Both Sides Now
Far Out Isn’t Far Enough: The Tomi Ungerer Story uses a restrained few talking heads, animated sequences, photos, and several locations but relies on its subject’s charm to thread together its ninety-eight minutes. U.S. premičring at the non-fiction third DOC NYC Festival, director/writer/co-producer Brad Bernstein’s study is a joyride rediscovery of an artist-writer who flourished against the tide of the Eisenhower ‘50s and in the protest ‘60s, fell into disrepute and obscurity, has recently been resuscitated, and throughout has remained his unique self.
Drawings from his mid-century children’s books and the anti-war/anti-discrimination posters will strike chords of memory, but the whole life is of one piece. A wife and children of his own is a surprise not hinted until nearly the end, but grown daughter Aria summarizes that Tomi’s (from middle name Thomas) -- “not my father’s or “dad’s” -- life has been a search for identity.
“Search” in part, for four locations are central. And “identity,” in that the life and the work in those diverse venues is an attempt to deal with polar opposites and create the interface where they may meet as equals in one whole.
This reconciliation of contrarieties is not proved in the film, even though Ungerer suggests and affirms it himself. It is not disproved, either, nor does it matter.
Born into a cultured family, he lost his adored father early, showed drawing talent, and lived through the Nazi occupation of natal Alsace-Lorraine. Historically a ping-pong ball between two nations, the area was forced to speak German, and although his widowed mother flaunted her French, he had to change his language in school and to this day pronounces his fluent English with a mild Teutonic accent.
After long periods in New York, Nova Scotia and Ireland, he currently is helping to bring together those two longtime enemies and extends the concept to his own life and art in bridging good and bad, courage and fear, innocence and experience, childhood and adulthood, straight and kinky sex, rather than “protecting” his fellow beings.
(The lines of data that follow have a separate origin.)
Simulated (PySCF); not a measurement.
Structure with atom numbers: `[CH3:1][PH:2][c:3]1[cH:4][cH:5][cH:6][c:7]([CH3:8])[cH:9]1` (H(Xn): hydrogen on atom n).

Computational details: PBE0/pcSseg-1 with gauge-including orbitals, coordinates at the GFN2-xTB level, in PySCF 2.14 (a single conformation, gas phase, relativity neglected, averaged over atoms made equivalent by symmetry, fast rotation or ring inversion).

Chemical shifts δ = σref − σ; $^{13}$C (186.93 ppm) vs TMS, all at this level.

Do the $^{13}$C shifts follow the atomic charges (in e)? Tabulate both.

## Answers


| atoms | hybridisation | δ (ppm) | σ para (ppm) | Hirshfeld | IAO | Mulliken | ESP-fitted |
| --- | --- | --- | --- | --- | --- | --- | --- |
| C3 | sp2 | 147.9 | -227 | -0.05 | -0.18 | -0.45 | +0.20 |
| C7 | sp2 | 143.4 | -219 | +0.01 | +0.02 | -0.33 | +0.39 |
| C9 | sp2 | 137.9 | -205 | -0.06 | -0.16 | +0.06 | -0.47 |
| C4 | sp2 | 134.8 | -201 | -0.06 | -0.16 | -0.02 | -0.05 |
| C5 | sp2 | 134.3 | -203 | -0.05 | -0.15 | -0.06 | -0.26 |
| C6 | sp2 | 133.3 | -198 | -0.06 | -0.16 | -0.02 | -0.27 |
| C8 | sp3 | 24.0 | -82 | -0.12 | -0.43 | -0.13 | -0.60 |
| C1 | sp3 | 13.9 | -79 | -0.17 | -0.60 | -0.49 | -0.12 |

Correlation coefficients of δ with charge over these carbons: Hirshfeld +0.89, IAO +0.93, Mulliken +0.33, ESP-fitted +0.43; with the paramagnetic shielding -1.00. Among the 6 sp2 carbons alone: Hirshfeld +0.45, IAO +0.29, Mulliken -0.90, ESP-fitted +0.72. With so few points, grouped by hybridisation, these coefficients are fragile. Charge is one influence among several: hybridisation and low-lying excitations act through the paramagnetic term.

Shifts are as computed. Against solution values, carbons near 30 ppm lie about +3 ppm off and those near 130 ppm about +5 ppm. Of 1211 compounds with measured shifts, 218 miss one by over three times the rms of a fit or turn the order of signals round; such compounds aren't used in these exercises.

With sixty dollars, he sailed to America, which advertising had made the postwar beacon of opportunity, and in a New York where one could still make a phone call, get an interview and be hired on the spot, the young man was soon in demand as a commercial illustrator. Eye-catching, his work went against the reigning Norman Rockwell school of freckled kids, mom and apple pie. Influenced by The New Yorker style of satirical line drawings, he also became a mightily successful author-illustrator of children’s books in which non-fuzzy-wuzzy creatures are the characters and youngsters’ bright delight is side by side with dark fear -- an essential life lesson, he affirms.
After his own WWII childhood experiences, a trip to Jim Crow Texas and the restive ‘60s youth rebellion led him into designing posters the bluntness of which still resonates true today.
He had also been doing erotic black and white drawings embellished with blood red, particularly about BDSM. These went beyond the then-controversial fetish photos of The Notorious Bettie Page, and, shorn of his trademark beard, the impish octogenarian now discusses his own coincidental experience in that direction and shows off related exhibits in one of his several scattered studios.
As soon as this side of his output was discovered, he was vilified, the children’s books withdrawn from libraries and stores, his career up in smoke. A roll-your-own cigarette perpetually in his hand or mouth -- he asks if the filmmaker minds -- he voices dismay at such fascist book-burning in the land of the free, and recounts his and his family’s stay in boondocks Canada and then finding their paradise in Ireland.
The film’s many “subversive” Ungerer drawings would be the star anywhere but here. The artist himself overshadows even his fascinating work. His blue eyes, acerbic wit and enthusiasm undimmed, he is an ideal host. In New York City again, for the launch of his first new children’s book in twenty-three years and reissue of the once-proscribed others, he charms kids and their parents -- and the filmgoer.